Years ago, a mobile app for email launched to immediate fanfare. Simply called Mailbox, its life was woefully cut short — we’ll get to that. Today, its founders are back with their second act: An AI-enabled assistant called Navigator meant to help teams work and communicate more efficiently.

With the support of $12 million in Series A funding from CRV, #Angels, Designer Fund, SV Angel, Dropbox’s Drew Houston and other angel investors, Aspen, the San Francisco and Seattle-based startup behind Navigator, has quietly been beta testing its tool within 50 organizations across the U.S.

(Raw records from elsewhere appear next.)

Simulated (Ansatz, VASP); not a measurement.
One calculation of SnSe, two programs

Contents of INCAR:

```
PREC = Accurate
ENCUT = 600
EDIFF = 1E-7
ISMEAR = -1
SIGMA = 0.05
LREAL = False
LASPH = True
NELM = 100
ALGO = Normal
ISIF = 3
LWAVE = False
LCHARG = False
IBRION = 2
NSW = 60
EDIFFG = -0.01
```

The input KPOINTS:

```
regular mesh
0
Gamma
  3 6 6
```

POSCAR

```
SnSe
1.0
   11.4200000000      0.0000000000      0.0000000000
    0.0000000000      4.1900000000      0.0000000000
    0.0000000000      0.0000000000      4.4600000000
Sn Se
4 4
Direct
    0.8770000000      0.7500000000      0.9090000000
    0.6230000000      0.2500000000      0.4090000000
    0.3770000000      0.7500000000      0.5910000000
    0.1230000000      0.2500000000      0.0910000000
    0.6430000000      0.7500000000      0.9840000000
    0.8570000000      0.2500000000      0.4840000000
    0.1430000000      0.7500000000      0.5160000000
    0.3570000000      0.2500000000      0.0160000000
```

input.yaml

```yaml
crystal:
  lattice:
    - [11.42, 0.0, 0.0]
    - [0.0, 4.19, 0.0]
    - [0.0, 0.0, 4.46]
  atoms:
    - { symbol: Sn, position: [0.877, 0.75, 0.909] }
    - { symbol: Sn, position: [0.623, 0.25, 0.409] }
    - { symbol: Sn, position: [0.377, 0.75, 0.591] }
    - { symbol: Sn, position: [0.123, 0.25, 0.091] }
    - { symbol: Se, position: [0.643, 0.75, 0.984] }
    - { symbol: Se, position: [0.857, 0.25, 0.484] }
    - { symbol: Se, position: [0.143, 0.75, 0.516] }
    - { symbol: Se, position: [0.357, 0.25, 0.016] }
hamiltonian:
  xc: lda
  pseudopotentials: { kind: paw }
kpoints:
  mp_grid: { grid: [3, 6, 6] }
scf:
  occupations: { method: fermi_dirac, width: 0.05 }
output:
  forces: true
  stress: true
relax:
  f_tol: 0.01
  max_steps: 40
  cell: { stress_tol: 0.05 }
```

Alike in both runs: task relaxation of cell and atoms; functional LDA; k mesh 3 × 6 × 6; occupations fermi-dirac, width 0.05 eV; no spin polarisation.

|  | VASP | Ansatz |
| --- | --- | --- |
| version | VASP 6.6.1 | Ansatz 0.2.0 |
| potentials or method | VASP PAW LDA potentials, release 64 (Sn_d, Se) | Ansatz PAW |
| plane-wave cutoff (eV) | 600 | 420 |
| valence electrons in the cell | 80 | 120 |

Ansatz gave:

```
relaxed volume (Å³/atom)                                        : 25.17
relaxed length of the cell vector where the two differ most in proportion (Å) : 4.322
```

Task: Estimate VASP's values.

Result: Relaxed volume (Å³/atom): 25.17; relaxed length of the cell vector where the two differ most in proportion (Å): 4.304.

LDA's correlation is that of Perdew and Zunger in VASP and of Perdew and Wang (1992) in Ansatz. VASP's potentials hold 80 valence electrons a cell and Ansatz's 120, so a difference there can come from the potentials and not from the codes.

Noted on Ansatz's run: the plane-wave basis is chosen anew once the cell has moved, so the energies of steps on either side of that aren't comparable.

“We’ve had teams and research institutes and churches and academic institutions, places that aren’t businesses at all in addition to smaller startups and large four-figure-person organizations using it,” Mailbox and Navigator co-founder and chief executive officer Gentry Underwood tells TechCrunch. “Pretty much anywhere you have meetings, there is value for Navigator.”

The life and death of Mailbox

Mailbox, a mobile email management system, was responsible for many of the features both Apple Mail and Gmail use today, including swipe to archive or delete.

It launched in 2013, as mentioned, to quick success. At the time, Apple’s App Store was much newer and there were few available options for mobile email, especially ones that prioritized design and efficiency, as Mailbox did.

As a result, Mailbox, created by a venture-capital backed Palo Alto startup by the name of Orchestra, exploded. Mere weeks after its launch, it attracted 1.25 million people to its waitlist. Shortly after that, it hit another milestone: It was acquired.

Dropbox paid $100 million to bring Mailbox and its 13 employees on board, including Underwood and his co-founder Scott Cannon. Dropbox CEO Drew Houston, still years away from leading his company through a successful IPO, told The Wall Street Journal his plan was to “help Mailbox reach a much different audience much faster.”

“That was a very special time,” Underwood said. “There were still a lot of opportunities for improvements for how email was being used on these tiny little devices.”

Two years later, in 2015, the worst happened. Dropbox made the unpopular decision to shut down Mailbox, despite its cult following, in order to focus more on its own core product and the development of other new productivity tools.

“That was a hard time for us and Mailbox users,” Underwood said. “It was a tough decision for Dropbox as well … Ultimately, Mailbox didn’t meet the focus criteria for Dropbox and I understood the decision. It was in every sense their right to do with it what they thought was best.”

Act two

About a year later, in 2016, the Mailbox team had licked their wounds and begun work on an entirely new venture.

Much like Slack disrupted the frequency and efficiency of workplace communication, Navigator hopes to reimagine meetings, an essential element of business that’s often dreaded the most.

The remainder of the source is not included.